Certainly, Bill Johnson bears some responsibility for Bob Jones’ teaching since this “prophetic conference” was hosted at his Bethel Church.  Presumably, he’ll likely revert back to his words here:

…As a pastor I sometimes invite speakers who come in a rough package but carry a great anointing.  I do this to train my congregation to recognize the anointing and to celebrate who people are, not who they aren’t.  People want to be doctrinally safe, not relationally safe.  Often people expect me to publicly rebuke a previous speaker for teaching against what we believe.  I will do that only if it’s actual heresy.57

One has to wonder what Johnson’s definition of heresy is.  Certainly, refusing to rebuke a specific unbiblical or anti-biblical teaching by an individual who has spoken at his church amounts to tacit approval despite his statement above.  However, given that the Bob Jones material cited in this section (excepting the MorningStar monologue) is sold in both audio and video format at Bethel, this connotes not just tacit but explicit endorsement.  And for this, Johnson should be held responsible.  With this endorsement from Bethel, one may be led to believe Jones’ teachings (at the least his words on this DVD/cd) are part of the Johnson / Bethel belief system.  Are they?

Bob Jones “The Coming Kingdom”
Piercing the Darkness, 2011

Bob Jones lurks in the background of much of hyper-charismaticism.  He is lauded as a true ‘prophet of God’.  Do his esoteric teachings form the backdrop for the movement as a whole?  “Apostles” in the New Apostolic Reformation, the very ones who claim authority, do nothing to correct any of Jones’ strange teachings.  Since Bill Johnson himself is a recognized ‘Apostle’ within his own sphere of influence, he certainly has the authority.  Will he correct any of Jones’ teachings?  Has he yet?

Bill Johnson: Deceived Deceiver or Deceiving Deceiver?

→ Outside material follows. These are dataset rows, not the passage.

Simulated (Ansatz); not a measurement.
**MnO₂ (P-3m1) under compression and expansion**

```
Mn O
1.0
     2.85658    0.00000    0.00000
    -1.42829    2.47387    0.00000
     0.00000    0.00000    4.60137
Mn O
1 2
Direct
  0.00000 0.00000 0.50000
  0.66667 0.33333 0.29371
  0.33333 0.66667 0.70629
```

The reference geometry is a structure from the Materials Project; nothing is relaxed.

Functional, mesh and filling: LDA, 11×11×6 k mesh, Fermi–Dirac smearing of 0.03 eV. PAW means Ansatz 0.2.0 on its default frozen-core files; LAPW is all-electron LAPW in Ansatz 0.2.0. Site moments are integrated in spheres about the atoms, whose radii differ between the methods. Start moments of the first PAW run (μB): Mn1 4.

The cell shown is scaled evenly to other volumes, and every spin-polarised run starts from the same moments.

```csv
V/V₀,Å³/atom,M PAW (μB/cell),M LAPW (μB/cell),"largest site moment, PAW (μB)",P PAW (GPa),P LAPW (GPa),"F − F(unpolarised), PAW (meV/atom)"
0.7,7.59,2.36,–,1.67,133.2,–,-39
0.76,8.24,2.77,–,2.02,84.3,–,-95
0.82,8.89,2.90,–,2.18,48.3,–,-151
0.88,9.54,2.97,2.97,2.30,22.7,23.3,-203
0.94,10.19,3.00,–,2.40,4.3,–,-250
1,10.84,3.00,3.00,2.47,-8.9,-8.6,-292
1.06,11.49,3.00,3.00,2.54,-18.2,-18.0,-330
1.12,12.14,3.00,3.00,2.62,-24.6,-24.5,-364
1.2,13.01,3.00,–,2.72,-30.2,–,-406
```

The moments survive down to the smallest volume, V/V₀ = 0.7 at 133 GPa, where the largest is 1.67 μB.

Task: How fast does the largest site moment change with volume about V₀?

While we cannot know for certain an individual’s true heart or motives, we are to ‘know them by their fruit’ [Matthew 7:15-23], i.e. their doctrines and practices.  Following is a list of things showing redefinition of key Christian terms and concepts, apparent deceit, questionable associations and endorsements, a dubious ‘healing’, and other concerns:

— It has been demonstrated that Bill Johnson has redefined repentance and, even worse, Christ and antichrist spirit, some of this in mid-paragraph.  It is very difficult to view this as other than deliberate.  Given that Johnson has changed Christ to “anointing” and antichrist spirit to ‘anti-anointing’, and that he’s termed our present era the “post-denominational era”,58 is it any wonder that Johnson would want the anointing of William Branham, the one who called all Protestant denominations antichrist?59

…That antichrist spirit that we’re studying, in denominationalism, and proven that denominationalism is antichrist….60

— The circumstances surrounding the acquisition of the Roberts Liardon library indicate apparent deceit.  Of note also: Liardon’s book God’s Generals is highly endorsed by Johnson.61  This book contains historical snapshots of a number of “past revival leaders” including Branham.  While Liardon doesn’t shy away from some of the problems with Branham in the latter part of his days including that denominationalism was “the mark of the beast”,62 he attributes these doctrinal aberrations to be caused by Branham moving away from his ‘gift of healing’63 which he claims God “couldn’t take back”.64  Liardon mentions the fact that Branham could only heal if his ‘angel’ was “standing at his right side”.65  Apparently, according to Kurt Koch, in his book Occult A-B-C, Branham’s ‘angel’ would not appear when Christians were in the audience praying thus rendering Branham powerless:

There are disturbing powers here.  I can do nothing.66

Since when is God constrained by “disturbing powers”?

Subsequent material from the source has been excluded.